Amid the backdrop of a fraught national political stage, one in which traditional Democrats are struggling to connect with voters and a Donald Trump-led GOP continues to push a far-right agenda, a growing cadre of democratic socialist politicians are finding increasing success in local elections by touting platforms of progressive policies, tapping into social media with snappy, engaging content, and connecting face to face with typically forgotten voter blocs.

The continued presence of democratic socialists Bernie Sanders, the Vermont senator; Alexandria Ocasio-Cortez, the New York representative; and Rashida Tlaib, the Michigan representative, in Congress has been an inspiration to many of these similarly minded political hopefuls.
However, it’s Mamdani’s recent success that many DSA-endorsed candidates like Jake Ephros, running for Jersey City council; Kelsea Bond, running for Atlanta city council; Jorge Defendini, running for Ithaca common council; and others who attended this convention are hoping to replicate. The goal is to show that the campaign isn’t a flash-in-the-pan win, but instead a burgeoning tide shift toward a leftwing political future divorced from capitalism, despite criticism from traditionalist Democrats and Republicans alike.
“Zohran Mamdani’s win in New York or Omar Fateh in Minneapolis, also poised to become a socialist mayor of a major city – these are things that come after years of structure that DSA helped build up in a bunch of chapters … This is also why DSA is growing so much and having all this new energy, because we’re just really demonstrating what the alternative is,” said Ashik Siddique, the national co-chair of the DSA. “The Democratic party has not really presented a meaningful alternative.”
With the DSA’s membership having surged in recent months, and both the 2026 midterm and 2028 presidential elections on the horizon, this weekend’s convention was a key opportunity for many to strategize on how to capitalize on expanding influence and recent wins.
“There’s so much excitement around our huge victory, Zohran Mamdani winning the primary,” said Gustavo Gordillo, co-chair for the New York City chapter of the DSA. “People are coming up to us and asking us about the campaign, wanting to learn from our experience as well, and I’ll say that the big change that I’ve seen over the years is that DSA as an organization has matured politically.”

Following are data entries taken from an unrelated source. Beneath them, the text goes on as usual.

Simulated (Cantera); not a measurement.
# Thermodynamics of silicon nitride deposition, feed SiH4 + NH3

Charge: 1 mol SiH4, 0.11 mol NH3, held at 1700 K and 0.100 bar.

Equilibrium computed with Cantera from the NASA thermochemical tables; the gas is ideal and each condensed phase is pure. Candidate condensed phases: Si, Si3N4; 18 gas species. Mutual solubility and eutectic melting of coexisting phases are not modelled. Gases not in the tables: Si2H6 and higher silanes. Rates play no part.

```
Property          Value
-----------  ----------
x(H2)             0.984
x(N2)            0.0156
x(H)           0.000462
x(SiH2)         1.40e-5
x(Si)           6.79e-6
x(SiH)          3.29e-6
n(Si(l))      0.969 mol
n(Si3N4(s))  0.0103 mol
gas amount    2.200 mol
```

While the NYC-DSA continues its work, other chapters will attempt to follow its lead, organizing around their own socialist candidates while the national DSA organization reaffirms its position on Palestine, organizes to end US aid to Israel, supports the boycott, divestment and sanctions movement – which calls on consumers to stop supporting both Israeli companies and companies that have supported Israel – and stands against US Immigration and Customs Enforcement (Ice) in solidarity with immigrants.
That and a clear economic agenda that supports the working class “over billionaires, the bosses, the corporations that are raising prices, that are keeping our wages low” are what will lead to further success for democratic socialist candidates, in Gordillo’s eyes.
Persistence can also be helpful.
It helped Alex Brower, who won his election for Milwaukee common council district three alderman in an April special election after the death of his predecessor, in his third bid for office as a democratic socialist.
“That happens to a lot of socialists because … if socialists were 100% successful, we’d have a socialist America right now. So there’s a lot of losing, but I think, honestly, I think we learn more by losing than winning,” Brower said.
Many DSA-endorsed candidates will also be deep in the throes of fieldwork in the coming months: knocking on doors, attending events, meeting with neighbors and being visible in communities, all key to keeping the DSA’s recent momentum going, according to Ephros, who is currently running for the Jersey City council on a platform of affordable social housing, universal rent control, universal childcare, public healthcare and the Green New Deal, among other issues.
“It goes a long way to just demonstrate: ‘Oh, this isn’t some shadowy, weird, fringe guy who calls himself a socialist and that means scary things to me; it’s my neighbor and he’s active in the community and he’s showing up,’” he said.
Over the three days of the convention, the conference’s largest in its history, DSA members gathered to deliberate resolutions that will guide chapter actions and concerns over the next two years.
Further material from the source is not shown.